The height of water in the lower cone is $\sqrt[3]{7}$ .

Its pretty easy. Most people will answer it wrongly (if at all) as they assume that the amount of water is same above and below 1 cm(and probably answer 1 ), whereas the cone has a larger volume towards its base (here the top of the cone).

Assume the cone has a radius r and height h . Now initially the amount of water is $pi \times r^2 \times h$ . Now since the new height is half of the initial height, the radius of the $\frac {h}{2}$ height cone is also half, using similarity. So final volume of water in top cone is $pi \times (\frac {r}{2})^2 \times (\frac {h}{2})$ .

So amount of water that drips down to bottom cone is $pi \times r^2 \times h - pi \times (\frac {r}{2})^2 \times (\frac {h}{2}) = \frac {7}{8}\times pi\times r^2 \times h$ . Now let the height of water in the bottom cone be x , then using similarity, its radius is $r \times \frac {x}{h}$ . So the amount of water in the bottom cone is $pi \times (r \times \frac {x}{h})^2 \times x = \frac {7}{8}\times pi\times r^2 \times h$ . So putting $h=2$ , we get $\boxed{x^3 = 7}$ . So the answer is $\boxed{\sqrt[3]{7}}$ .

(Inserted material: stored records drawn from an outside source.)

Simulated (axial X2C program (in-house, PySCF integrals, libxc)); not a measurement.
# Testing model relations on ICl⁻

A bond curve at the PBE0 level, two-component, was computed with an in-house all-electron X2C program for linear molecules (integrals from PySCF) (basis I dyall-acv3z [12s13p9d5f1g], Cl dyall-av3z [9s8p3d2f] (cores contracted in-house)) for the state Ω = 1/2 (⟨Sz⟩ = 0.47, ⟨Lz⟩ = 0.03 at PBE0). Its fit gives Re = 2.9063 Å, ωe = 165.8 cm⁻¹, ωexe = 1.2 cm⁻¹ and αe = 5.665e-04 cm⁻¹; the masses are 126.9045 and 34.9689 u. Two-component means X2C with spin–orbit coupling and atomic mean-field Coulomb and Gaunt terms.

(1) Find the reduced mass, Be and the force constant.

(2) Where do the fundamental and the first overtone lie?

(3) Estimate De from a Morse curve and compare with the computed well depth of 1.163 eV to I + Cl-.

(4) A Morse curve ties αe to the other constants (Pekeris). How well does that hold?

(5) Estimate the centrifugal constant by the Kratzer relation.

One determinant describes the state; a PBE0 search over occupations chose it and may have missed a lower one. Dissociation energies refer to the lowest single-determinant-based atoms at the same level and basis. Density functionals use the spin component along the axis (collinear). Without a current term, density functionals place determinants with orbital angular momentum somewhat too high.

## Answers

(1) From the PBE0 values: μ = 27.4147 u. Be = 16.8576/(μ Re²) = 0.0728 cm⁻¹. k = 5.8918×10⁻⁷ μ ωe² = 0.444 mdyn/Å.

Assume radius and height for both cube is 2 cm. ie base angle is 45 deg.

Now Full volume of upper cube = 8 pi/3

Volume with one cm height = pi/3

Net water flowed down = 8pi /3 - pi/3 = 7pi/3

Now since base angle is assumed 45 degree radius at all points = height.

Assume height at bottom cone is x => radius is also x

Therefore, (x)cube pi/3 = 7 pi/3

=> (x) cube = 7 => x = cube root 7

More generic solution may be worked out seperately.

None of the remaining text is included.